Avoiding Semiconductor Failures - The Expanding Role of Quartz
Although world demand for semiconductors is expected to continue its rebound in the near future, whether up or down, the industry will always be among the most uniquely demanding and competitive. Among the factors affecting fabricators’ abilities to compete in this volatile market are continuous increases is product performance as well as increased manufacturing productivity.
While the range of semiconductor-dependent devices continues to widen, industry studies show that sizable semiconductor failure rates (often depending on application complexity), can quickly blunt a fabricator’s competitive edge.
Some of the avoidable stress factors effecting semiconductor reliability include process impurities, wafer sag (deformation), and high temperature failures (aside from more obvious mechanical and environmental problems). The avoidance of these problems have led many fabricators to choose fused quartz as the material of choice for semiconductor wafer processing as well as laboratory and testing applications.
Physical properties such as hardness, chemical purity, resistance to high temperatures and corrosion, and electrical insulation make structures composed of fused quartz ideal for various industries. These include various semiconductor applications as well as fiber optic and photovoltaic (solar) cell manufacturing, and laboratory ware.
“Fused quartz is one of the purest materials available, having a nominal purity of up to 99.996 percent,” explains James Horvath, President of Technical Glass Products (TGP), Painesville, OH, one of the nation’s largest distributors and fabricators of fused quartz material. “The purity of quartz is highly beneficial to semiconductor fabricators, since even trace amounts of impurities will be transported to silicon wafers and wreak havoc on performance, often making them unacceptable. For example, the presence of any number of impurities can alter the performance of dopants (e.g. phosphorous or arsenic), creating the occasion for lag, thereby interfering with semiconductor performance. Even trace amounts of alkali can reduce wafer yields.”
Horvath says that the exceptional purity of quartz is unsurpassed in the glass industry, and are much superior to borosilicate products. He adds that the optical purity of quartz that may be equally important to many users in laboratory environments because a relatively broad range of light wavelengths to pass unimpeded through clear quartz ware, which is vital to many laboratory applications.
Another important property of quartz that relates directly to wafer processing is that its mechanical stability provides the ability of the material to withstand high temperatures. Fused quartz products can be heated to 1150 degrees C (under minimal load conditions), making quartz tubing an excellent furnace chamber for processing silicon wafers. This is significant in silicon wafer production because sag is virtually eliminated, and a longer furnace lifespan is assured. For superior performance at higher temperatures, Type 214 LDH furnace tubing gives process engineers a better balance between the effects of higher temperatures and heavier wafer loads.

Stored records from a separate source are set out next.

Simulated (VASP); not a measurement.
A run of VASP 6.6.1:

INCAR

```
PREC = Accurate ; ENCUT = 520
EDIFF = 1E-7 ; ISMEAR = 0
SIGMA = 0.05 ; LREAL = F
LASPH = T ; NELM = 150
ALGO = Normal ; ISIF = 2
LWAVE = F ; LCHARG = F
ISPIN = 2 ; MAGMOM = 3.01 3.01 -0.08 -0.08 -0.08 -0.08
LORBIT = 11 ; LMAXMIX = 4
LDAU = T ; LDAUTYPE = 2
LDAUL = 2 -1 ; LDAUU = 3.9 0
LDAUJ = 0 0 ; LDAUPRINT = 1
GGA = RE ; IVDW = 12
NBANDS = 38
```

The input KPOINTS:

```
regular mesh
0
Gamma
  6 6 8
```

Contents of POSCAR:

Leading suppliers offer a broad range of products that are used in semiconductor fabrication. For example, Technical Glass offers an exceptional line of raw material and semiconductor fabrication ware, including plasma chambers, epitaxial systems, bell jars, tubing up to 400 mm, and many other items.
Fused quartz stock is available in a variety of standards that provide different properties to industry engineers. The following are examples supplied and manufactured by Momentive Performance Materials, a world leader in manufacturing of high-purity fused quartz products:
• Type 214 clear quartz tubing and rod offers minimal air lines and inclusions, and are often chosen for wafer production due to excellent dimensional stability.
• Type 214 LD [large diameter] clear fused quartz tubing offers the same excellent properties as Type 214, but is used for diffusion, oxidation and LPCVD (low-pressure chemical vapor deposition) processing.
• Type 124 fused quartz offers high purity but contains some fine bubbles. Available in a variety of shapes and sizes, it is an economical product used to fabricate wafer carriers.
• Type 012 Ingots - Clear synthetic fused silica ingots in the same form as 124. Its ultra high purity makes it useful for plates and discs used in the most critical semiconductor processes.
“In many instances, in addition to product selection, semiconductor industry customers should also consider what technical services are needed,” Horvath advises. “Highly experienced quartz glass blowers should offer a full range of ancillary services, including assistance with product design, applications and specifications, fabrication services, machining and assembly, and repair.”